Figure 5 shows the average bias, STD, RMS, and R of the monthly models in different months. For original MODIS PWV, the bias, STD and RMS are increased from winter to summer and then decreased from summer to winter. The original negative bias between GNSS PWV and MODIS PWV in all months indicates that MODIS PWV tends to be larger than GNSS PWV. The accuracy of MODIS PWV in terms of RMS of the monthly models in spring is improved by 2.0 mm for March, 2.4 mm for April, and 2.4 mm for May, respectively, which is better than that of quarterly models (1.8 mm). The results indicate that the MODIS-GNSS monthly models in the spring are better than the corresponding quarterly model. A similar conclusion can be made in other months. The R between MODIS PWV and GNSS PWV is obviously improved.

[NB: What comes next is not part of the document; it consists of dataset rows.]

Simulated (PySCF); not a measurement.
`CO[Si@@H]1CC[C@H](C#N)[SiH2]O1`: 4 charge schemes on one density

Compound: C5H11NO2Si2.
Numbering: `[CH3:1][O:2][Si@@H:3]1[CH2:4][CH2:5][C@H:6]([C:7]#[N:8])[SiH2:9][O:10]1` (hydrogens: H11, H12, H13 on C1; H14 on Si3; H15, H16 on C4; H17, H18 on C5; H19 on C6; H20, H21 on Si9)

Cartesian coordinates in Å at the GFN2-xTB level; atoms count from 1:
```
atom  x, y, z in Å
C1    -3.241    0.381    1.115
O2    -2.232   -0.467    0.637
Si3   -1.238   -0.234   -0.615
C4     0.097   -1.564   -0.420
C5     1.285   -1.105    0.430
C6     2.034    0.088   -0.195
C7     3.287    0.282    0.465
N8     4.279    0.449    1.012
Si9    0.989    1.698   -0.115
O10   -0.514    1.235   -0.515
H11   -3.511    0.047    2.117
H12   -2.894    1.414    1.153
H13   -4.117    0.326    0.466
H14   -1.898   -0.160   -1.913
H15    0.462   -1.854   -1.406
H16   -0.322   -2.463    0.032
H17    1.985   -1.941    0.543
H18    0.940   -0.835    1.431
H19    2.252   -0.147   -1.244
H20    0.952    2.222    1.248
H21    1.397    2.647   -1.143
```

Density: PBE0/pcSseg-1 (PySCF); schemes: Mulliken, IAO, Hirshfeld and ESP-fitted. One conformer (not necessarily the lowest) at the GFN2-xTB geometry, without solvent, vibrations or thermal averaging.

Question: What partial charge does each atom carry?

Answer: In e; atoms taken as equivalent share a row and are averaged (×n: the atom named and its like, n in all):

For ERA5 PWV, the original bias between ERA5 PWV and GNSS PWV shows that ERA5 PWV is larger than GNSS PWV in summer and autumn while smaller than GNSS PWV in spring and winter in China land region. The accuracy improvement in terms of RMS of the monthly models in spring is 0.9 mm for March, 1.1 mm for April, and 1.2 mm for May, respectively, which is not less than the corresponding quarterly model (0.9 mm). Similar conclusion can be made for other months. Those results show that the ERA5-GNSS monthly models could achieve better performance than the corresponding quarterly model. As shown in
Figure 5h, the correlation coefficient R between ERA5 PWV and GNSS PWV is also increased.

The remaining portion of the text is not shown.